Leaders & ThinkersUpdated May 23, 2026

Pakistani politician (1953–2007) who served twice as Prime Minister and was the first woman to lead a democratically elected government in a Muslim-majority state.

Benazir Bhutto (21 June 1953 – 27 December 2007) was a Pakistani politician who served as Prime Minister of Pakistan twice (1988–1990 and 1993–1996), becoming the first woman to head a democratically elected government in a Muslim-majority country. She led the Pakistan Peoples Party (PPP), founded by her father, Zulfikar Ali Bhutto, who was executed in 1979 after being deposed by General Zia-ul-Haq.

Educated at Harvard's Radcliffe College and at Oxford, where she was the first Asian woman to preside over the Oxford Union, Bhutto returned to Pakistan in the 1980s and led the PPP through years of opposition to military rule. After Zia's death in August 1988, she won general elections that November and took office at age 35.

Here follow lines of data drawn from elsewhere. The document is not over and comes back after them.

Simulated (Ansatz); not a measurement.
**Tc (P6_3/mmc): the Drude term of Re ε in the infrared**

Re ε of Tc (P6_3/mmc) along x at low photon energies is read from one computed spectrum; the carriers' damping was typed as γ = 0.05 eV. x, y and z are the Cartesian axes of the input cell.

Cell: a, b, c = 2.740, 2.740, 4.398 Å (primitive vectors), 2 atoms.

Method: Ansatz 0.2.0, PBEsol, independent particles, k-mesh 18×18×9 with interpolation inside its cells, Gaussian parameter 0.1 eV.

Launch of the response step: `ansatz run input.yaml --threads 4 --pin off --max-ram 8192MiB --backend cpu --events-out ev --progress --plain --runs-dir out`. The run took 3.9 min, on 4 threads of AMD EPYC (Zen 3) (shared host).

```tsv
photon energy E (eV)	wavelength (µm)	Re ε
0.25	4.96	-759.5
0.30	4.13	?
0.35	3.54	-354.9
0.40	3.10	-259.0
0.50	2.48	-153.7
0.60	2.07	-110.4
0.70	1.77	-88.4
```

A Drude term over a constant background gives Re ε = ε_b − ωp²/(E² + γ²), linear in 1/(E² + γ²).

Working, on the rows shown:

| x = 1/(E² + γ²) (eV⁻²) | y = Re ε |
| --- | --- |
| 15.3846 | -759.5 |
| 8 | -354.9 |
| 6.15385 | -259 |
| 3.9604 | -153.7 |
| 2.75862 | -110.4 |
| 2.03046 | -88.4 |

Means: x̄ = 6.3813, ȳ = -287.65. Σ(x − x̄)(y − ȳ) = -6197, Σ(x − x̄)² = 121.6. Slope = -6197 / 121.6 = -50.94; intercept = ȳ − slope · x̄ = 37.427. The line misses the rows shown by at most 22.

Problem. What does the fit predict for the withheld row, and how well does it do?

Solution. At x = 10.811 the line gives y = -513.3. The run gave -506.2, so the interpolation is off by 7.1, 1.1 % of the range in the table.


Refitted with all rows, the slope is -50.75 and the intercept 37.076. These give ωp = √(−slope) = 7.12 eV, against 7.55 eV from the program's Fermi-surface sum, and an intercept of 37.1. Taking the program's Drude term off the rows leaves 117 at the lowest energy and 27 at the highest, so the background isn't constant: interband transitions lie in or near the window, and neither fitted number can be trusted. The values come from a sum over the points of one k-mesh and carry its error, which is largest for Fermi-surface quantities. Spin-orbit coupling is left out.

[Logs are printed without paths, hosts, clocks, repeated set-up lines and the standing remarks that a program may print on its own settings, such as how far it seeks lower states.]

Both of her terms were cut short on charges of corruption and misrule — her first government was dismissed by President Ghulam Ishaq Khan in 1990 under the Eighth Amendment's Article 58(2)(b), and her second by President Farooq Leghari in 1996. She and her husband, Asif Ali Zardari, faced extensive corruption allegations in Pakistan and abroad, including a Swiss money-laundering investigation.

Bhutto went into self-imposed exile in 1999, living in Dubai and London. In October 2007, after negotiating with President Pervez Musharraf — facilitated in part by the National Reconciliation Ordinance, which granted amnesty for past corruption cases — she returned to Pakistan to contest elections. A suicide bombing greeted her arrival in Karachi on 18 October 2007, killing roughly 140 people.

On 27 December 2007, she was assassinated at a campaign rally in Rawalpindi. A UN commission of inquiry, reporting in April 2010, concluded her death could have been prevented and criticised the Musharraf government's security arrangements. Her husband Zardari subsequently became President (2008–2013), and their son Bilawal Bhutto Zardari now chairs the PPP.

Bhutto remains a complex symbol: an icon for women's political leadership and democratic civilian rule, but also a figure whose tenures were marred by governance failures and corruption allegations.

Example

In October 2007, Benazir Bhutto returned from exile to Karachi to contest elections, two months before her assassination at a rally in Rawalpindi on 27 December 2007.

Frequently asked questions

Twice — from December 1988 to August 1990, and from October 1993 to November 1996. Both governments were dismissed on corruption and misrule charges.